Trust, once deflated, may never regain its form

Image: Kevin Dean via Flickr.com, (cc) some rights reserved 

Image: Kevin Dean via Flickr.com, (cc) some rights reserved 

Over the past two weeks, I learned that while it may be easier to throw an underinflated football, it’s really hard to deflect one.

I hope the New England Patriots have learned something from Deflategate, too: Once you lose an audience’s trust, it’s really hard to win it back again.

Years ago, I remember having a similar discussion with Brian and Ralph Roberts of Comcast about how to react to "Comcast sucks" vitriol. 

My suggestion: Be more humble, empathetic and transparent. 
Their solution: Convince the world how great we really are. (Remember “It’s Comcastic!”?)

Nearly a decade later, Comcast is still one of America's most-hated brands, whether fairly or not. And stories like this—"Comcast changes customer name to A**hole"—only cement that now-engrained reputation. 

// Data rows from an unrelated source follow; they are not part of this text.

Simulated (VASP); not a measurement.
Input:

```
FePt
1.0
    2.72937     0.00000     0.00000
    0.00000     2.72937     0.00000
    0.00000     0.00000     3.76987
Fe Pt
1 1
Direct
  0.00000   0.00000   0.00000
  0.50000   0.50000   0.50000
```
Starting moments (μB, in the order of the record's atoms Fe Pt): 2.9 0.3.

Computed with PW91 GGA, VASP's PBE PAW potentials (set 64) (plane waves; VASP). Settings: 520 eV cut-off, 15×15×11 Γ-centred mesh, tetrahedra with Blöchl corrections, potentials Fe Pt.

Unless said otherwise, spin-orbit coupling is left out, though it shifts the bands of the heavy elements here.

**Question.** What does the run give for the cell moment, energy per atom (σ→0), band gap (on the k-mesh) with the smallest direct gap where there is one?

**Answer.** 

Belichik and Brady are good enough to win Sunday’s Super Bowl, but they’ll have to work a whole lot harder in coming seasons to win back America's hearts.

Hint to both: It starts by deflating your own egos. 

A SCIENTIST WEIGHS IN: Yes, atmospheric conditions, including the rain, could have been the cause for the underinflated footballs. Lesson: Mistrust trumps truth.